Lattouf crowdfunds, while Nine gets a new boss and pays out a class-action

This week’s Media Briefs brings you the latest updates in the ongoing Antoinette Lattouf sacking saga at the ABC, Nine’s new managing director of publishing, and why the media network has offered a public apology and compensation to 400 Palm Islanders.

Who is Tory Maguire? 

Nine has announced Tory Maguire as its new managing director of publishing, stepping up from her previous role as executive editor of the company’s metropolitan mastheads. It will bring all of the company’s publishing assets under her purview, including the Australian Financial Review.

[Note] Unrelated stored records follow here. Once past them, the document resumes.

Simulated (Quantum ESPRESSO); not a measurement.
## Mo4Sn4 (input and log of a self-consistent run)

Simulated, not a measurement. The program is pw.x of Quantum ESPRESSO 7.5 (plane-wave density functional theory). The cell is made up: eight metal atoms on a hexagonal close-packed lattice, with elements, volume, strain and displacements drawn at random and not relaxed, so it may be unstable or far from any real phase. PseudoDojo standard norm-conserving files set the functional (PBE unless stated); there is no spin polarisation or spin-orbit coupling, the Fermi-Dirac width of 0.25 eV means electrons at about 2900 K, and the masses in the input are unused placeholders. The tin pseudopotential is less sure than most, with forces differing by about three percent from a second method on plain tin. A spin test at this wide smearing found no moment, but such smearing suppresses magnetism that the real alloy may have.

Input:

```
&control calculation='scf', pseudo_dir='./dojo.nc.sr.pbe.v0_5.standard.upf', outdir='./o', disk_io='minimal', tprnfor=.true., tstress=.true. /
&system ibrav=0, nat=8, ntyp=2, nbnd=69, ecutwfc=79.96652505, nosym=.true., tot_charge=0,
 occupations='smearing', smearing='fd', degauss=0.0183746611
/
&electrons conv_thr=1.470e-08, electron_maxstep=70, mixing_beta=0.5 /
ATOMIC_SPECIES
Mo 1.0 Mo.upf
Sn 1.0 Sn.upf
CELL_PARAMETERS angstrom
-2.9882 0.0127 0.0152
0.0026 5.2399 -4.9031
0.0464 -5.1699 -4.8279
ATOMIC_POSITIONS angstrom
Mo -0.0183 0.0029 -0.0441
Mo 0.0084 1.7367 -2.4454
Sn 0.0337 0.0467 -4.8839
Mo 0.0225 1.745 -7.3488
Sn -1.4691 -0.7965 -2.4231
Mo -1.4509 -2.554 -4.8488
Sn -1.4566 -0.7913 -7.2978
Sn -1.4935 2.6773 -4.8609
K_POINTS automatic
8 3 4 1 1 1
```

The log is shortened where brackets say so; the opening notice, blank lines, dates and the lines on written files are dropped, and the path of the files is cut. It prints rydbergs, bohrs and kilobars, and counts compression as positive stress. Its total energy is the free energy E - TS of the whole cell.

Maguire has worked in media for more than two decades, starting with News Corp in 2000. She edited the short-lived News Corp opinion site The Punch from 2010 to 2013, before joining The Huffington Post as the Australian edition’s first editor-in-chief. She joined Nine as the national editor for The Sydney Morning Herald and The Age in 2018, before being promoted to executive editor of the metropolitan mastheads in 2021. 

Maguire’s past year as executive editor has been colourful with staff unrest over coverage of the Israel-Hamas war, and a momentous outcome in the Ben Roberts-Smith defamation saga. 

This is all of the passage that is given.